On Monday, Rachel Maddow had a bleak assessment about America’s future should Donald Trump be elected president again. America, she said, is “in a radically fragile place when it comes to what exactly is for sale in our country and from our government.”
What inspired Maddow’s commentary is the recent, very curious change of heart Donald Trump had about Bud Light and TikTok, which she demonstrated, at least in the case of the beer company, appears to be the direct result of what amounts to bribery.
For those who forgot, in 2023, Bud Light briefly partnered with trans influencer Dylan Mulvaney for an extremely anodyne Instagram promotion. Conservative activists immediately stoked a transphobic freak out about it, and Mulvaney was subjected to intense and vicious harassment on social media.

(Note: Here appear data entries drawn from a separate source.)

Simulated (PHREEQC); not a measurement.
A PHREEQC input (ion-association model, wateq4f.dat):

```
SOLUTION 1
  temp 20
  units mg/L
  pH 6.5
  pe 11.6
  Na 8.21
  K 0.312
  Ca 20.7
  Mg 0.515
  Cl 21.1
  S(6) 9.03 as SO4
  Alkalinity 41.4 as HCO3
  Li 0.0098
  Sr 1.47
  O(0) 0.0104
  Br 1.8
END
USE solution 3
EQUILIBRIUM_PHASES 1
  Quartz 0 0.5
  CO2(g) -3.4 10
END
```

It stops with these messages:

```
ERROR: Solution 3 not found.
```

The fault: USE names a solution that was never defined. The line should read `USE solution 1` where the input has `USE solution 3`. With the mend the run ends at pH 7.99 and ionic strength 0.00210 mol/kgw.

Mulvaney later said the company basically cut her loose and let her endure the death threats and similar without any support. Meanwhile right wingers turned the beer, a staple of events and pastimes generally coded as “conservative,” into a culture war target, and eventually the executive who approved the partnership with Mulvaney was forced out.
“Under the course of just over a year, Bud Light was transformed from a normal American thing you don’t think much about into something very, very bad, something they would shoot on sight,” Maddow explained, noting that Trump himself was a huge promoter of this particular campaign.
But then, Maddow noted, “Donald Trump did a total 180. Out of the blue, he decided unilaterally to call off the right wing jeremiad against Bud Light. He told all his followers to start drinking bud lying again. Quote, ‘Anheuser-Busch is a great American brand that deserves a second chance.’”
Then Maddow identified what almost certainly caused this massive change of mind, starting on Feb. 6, the day Trump announced it.
“At 9:47 a.m., the lobbyist for Anheuser-Busch announces a $10,000 a plate fundraiser for Trump, 9:47 a.m. That same day at 3:30 p.m., Trump announces that he has changed his mind on Bud Light and conservatives should all drink Bud Light again,” Maddow said.
“All Anheuser-Busch had to do was announce they were going to do the fundraiser to get Trump to do what they wanted, to get Trump to call off what had been a years-long conservative culture war top line issue,” Maddow said. “That’s apparently what it took to end the great right-wing Bud Light freakout of 2023 and 2024. One fundraiser.”
Maddow then looked at Trump’s equally strange change of heart on TikTok. For those in need of a quick catch up, Trump tried to ban TikTok when he was president. Now, there is a bipartisan bill in the works with massive congressional support — and Biden has already said he’ll sign — that if passed would effectively ban TikTok in America unless it is sold to a company without ties to Beijing.
Trump however now opponses this bill and has said positive things about TikTok. Maddow tied this to a recent meeting between Trump and Jeff Yass, an American billionaire with a 13% stake in TikTok’s parent company Bytedance.
“So follow the bouncing coin, if you will. Step one, take very aggressive, very public position against foreign a company,” Maddow said. “Step two, notice nearby man who has $33 billion 15 percent stake in that company. Step three, need money desperately. Step four, announce new stance very much in favor of the same foreign company you used to oppose while blinking one’s eyelashes at the man you just noticed.”
“Step five — cha-ching, cash in,” Maddow quipped.
Maddow tied all this to Trump’s clear financial problems, as exemplified by the fact he had to get a bond from an unnamed lender in order to cover the $91 million required to appeal the judgment in the E. Jean Carroll defamation case. and that’s on top of the more than $400 million Trump has been fined after being found guilty of business fraud.
So he desperately needs money, I mean, right now,” Maddow said. “And he needs that money so urgently, right now, while he is openly changing his publicly held, long held supposedly heartfelt policy position — positions in ways that appear to be just straight-up responsiveness to financial incentives.”
“No matter how you think of Trump, no matter whether you support him or not, no matter whether you care about politics or not, it puts us, the American people, in a radically fragile place when it comes to what exactly is for sale in our country and from our government,” Maddow said as the concluded the commentary.
“I mean, Bud Light and TikTok seem to have figured out very early on where exactly you insert the coins to receive your prize. But if anything is for sale, right, if everything is for sale, what makes you think it’s going to stop with thin beer and Chinese social media apps? Everything must go. Everything’s for sale. Anybody who can pay can get what they want. And you wonder why guys like this always want to undermine the rule of law.”